If you're on a Unix-flavoured system, then the termination of a process that you've forked will generate a SIGCHLD signal. This means your program can do other things your child process is running.
Catching the SIGCHLD signal varies depending upon your language. In Perl, you set a signal handler like so:
use POSIX qw(:sys_wait_h);
sub child_handler {
while ((my $child = waitpid(-1, WNOHANG)) > 0) {
# We've caught a process dying, its PID is now in $child.
# The exit value and other information is in $?
}
$SIG{CHLD} \&child_handler; # SysV systems clear handlers when called,
# so we need to re-instate it.
}
# This establishes our handler.
$SIG{CHLD} = \&child_handler;
There's almost certainly modules on the CPAN that do a better job than the sample code above. You can use waitpid with a specific process ID (rather than -1 for all), and without WNOHANG if you want to have your program sleep until the other process has completed.
Be aware that while you're inside a signal handler, all sorts of weird things can happen. Another signal may come in (hence we use a while loop, to catch all dead processes), and depending upon your language, you may be part-way through another operation!

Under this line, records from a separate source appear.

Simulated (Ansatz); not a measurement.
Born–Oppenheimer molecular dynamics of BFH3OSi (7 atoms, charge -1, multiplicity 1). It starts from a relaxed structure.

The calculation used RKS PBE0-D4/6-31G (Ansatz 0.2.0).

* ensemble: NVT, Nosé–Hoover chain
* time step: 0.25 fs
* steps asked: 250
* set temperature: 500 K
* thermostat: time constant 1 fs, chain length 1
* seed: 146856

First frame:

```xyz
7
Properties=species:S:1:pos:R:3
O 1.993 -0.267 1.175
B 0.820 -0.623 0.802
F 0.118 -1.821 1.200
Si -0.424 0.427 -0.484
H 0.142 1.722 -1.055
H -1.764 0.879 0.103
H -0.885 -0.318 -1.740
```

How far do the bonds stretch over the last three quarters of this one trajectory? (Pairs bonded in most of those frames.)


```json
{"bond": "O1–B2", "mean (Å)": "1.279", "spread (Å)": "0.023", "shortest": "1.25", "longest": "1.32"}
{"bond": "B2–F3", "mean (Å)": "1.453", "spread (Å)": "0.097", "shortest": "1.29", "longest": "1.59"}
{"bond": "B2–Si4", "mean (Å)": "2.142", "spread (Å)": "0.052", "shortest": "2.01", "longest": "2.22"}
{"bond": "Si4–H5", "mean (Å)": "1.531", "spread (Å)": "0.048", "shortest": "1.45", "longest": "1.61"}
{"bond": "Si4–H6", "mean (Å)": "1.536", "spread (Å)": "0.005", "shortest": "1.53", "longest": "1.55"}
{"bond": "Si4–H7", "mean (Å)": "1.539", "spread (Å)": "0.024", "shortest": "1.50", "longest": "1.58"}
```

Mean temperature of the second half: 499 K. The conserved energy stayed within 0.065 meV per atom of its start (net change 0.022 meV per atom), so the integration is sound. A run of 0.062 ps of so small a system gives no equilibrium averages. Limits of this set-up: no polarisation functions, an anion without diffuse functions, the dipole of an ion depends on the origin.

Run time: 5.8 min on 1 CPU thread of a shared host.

If you're using Perl on Windows, then you can use the Win32::Process module to spawn a process, and call ->Wait on the resulting object to wait for it to die. I'm not familiar with all the guts of Win32::Process, but you should be able to wait for a length of 0 (or 1 for a single millisecond) to check to see if a process is dead yet.
In other languages and environments, your mileage may vary. Please make sure that when your other process dies you check to see how it dies. Having a sub-process die because a user killed it usually requires a different response than it exiting because it successfully finished its task.
All the best,
Paul
Are you on Windows ? If so, the following should solve the problem - you need to pass the process ID:
bool WaitForProcessExit( DWORD _dwPID )
{
HANDLE hProc = NULL;
bool bReturn = false;
hProc = OpenProcess(SYNCHRONIZE, FALSE, _dwPID);
if(hProc != NULL)
{
if ( WAIT_OBJECT_0 == WaitForSingleObject(hProc, INFINITE) )
{
bReturn = true;
}
}
CloseHandle(hProc) ;
}
return bReturn;
}
Note: This is a blocking function. If you want non-blocking then you'll need to change the INFINITE to a smaller value and call it in a loop (probably keeping the hProc handle open to avoid reopening on a different process of the same PID).
Also, I've not had time to test this piece of source code, but I lifted it from an app of mine which does work.
Most operating systems its generally the same kind of thing....
you record the process ID of the program in question and just monitor it by querying the actives processes periodically
In windows at least, you can trigger off events to do it...
Umm you can't, this is an impossible task given the nature of it.
Let's say you have a program foo that takes as input another program foo-sub.
Foo {
func Stops(foo_sub) { run foo_sub; return 1; }
}
The problem with this all be it rather simplistic design is that quite simply if foo-sub is a program that never ends, foo itself never ends. There is no way to tell from the outside if foo-sub or foo is what is causing the program to stop and what determines if your program simply takes a century to run?
Essentially this is one of the questions that a computer can't answer. For a more complete overview, Wikipedia has an article on this.
This is called the "halting problem" and is not solvable.
See http://en.wikipedia.org/wiki/Halting_problem
If you want analyze one program without execution than it's unsolvable problem.